CREATE SEQUENCE batch_job_request_seq MAXVALUE 9223372036854775807 NO CYCLE;

A job request sequence is not defined in DDL included in jar of TERASOLUNA Batch 5.x, for databases supporting auto-numbering of columns. When you want to change maximum value in the sequence, it is preferable to define the job request sequence besides changing data type of job_seq_id from auto-numbering definition to numeric data type (In case of PostgreSQL, from bigserial to bigint).

Transition pattern of polling status (polling_status)

Transition pattern of polling status is shown in the table below.
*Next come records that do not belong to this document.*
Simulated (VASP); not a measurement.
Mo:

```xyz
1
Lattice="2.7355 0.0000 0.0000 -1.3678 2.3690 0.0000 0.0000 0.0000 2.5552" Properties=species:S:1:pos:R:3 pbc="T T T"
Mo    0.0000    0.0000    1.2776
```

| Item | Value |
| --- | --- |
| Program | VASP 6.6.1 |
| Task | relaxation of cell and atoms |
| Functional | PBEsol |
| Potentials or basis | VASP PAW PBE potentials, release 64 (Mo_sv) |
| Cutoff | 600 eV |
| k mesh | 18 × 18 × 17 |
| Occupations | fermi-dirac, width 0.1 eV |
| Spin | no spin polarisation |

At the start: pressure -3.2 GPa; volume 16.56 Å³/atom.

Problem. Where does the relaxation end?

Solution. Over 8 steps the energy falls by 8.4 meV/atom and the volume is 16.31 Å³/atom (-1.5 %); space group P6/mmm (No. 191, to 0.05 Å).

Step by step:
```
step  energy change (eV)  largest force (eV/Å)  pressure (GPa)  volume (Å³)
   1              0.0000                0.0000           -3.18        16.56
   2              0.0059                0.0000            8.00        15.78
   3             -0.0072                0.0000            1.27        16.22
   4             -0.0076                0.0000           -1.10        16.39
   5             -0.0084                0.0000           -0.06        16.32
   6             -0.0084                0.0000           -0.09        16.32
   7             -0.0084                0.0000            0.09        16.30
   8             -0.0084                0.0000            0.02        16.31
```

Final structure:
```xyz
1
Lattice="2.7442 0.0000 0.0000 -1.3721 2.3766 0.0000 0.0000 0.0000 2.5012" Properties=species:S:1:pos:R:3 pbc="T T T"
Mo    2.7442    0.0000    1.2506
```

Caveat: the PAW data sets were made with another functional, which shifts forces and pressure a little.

Transition pattern list of polling status
Transition source Transition destination Description

INIT

INIT

When the number of synchronous executions has been achieved and execution of job is denied, status remains unchanged.
It acts as a record for polling at the time of next polling.

INIT

POLLED

Transition is done when the job is successfully started.
Status when the job is running.

POLLED

EXECUTED

Transition occurs when job execution is completed.

Job request fetch SQL

Number to be fetched by job request fetch SQL is restricted in order to fetch job request for number of synchronously executed jobs.
Job request fetch SQL varies depending on the database product and version to be used. Hence, it may not be possible to handle with SQL provided by TERASOLUNA Batch 5.x.
In that case, SQLMap of BatchJobRequestMapper.xml should be redefined using Customising Job-request-table as a reference.
For SQL offered, refer BatchJobRequestMapper.xml included in jar of TERASOLUNA Batch 5.x.

About job running

Running method of job is explained.

Job is run by start method of JobOperator offered by Spring Batch in Job-request-table polling function of TERASOLUNA Batch 5.x.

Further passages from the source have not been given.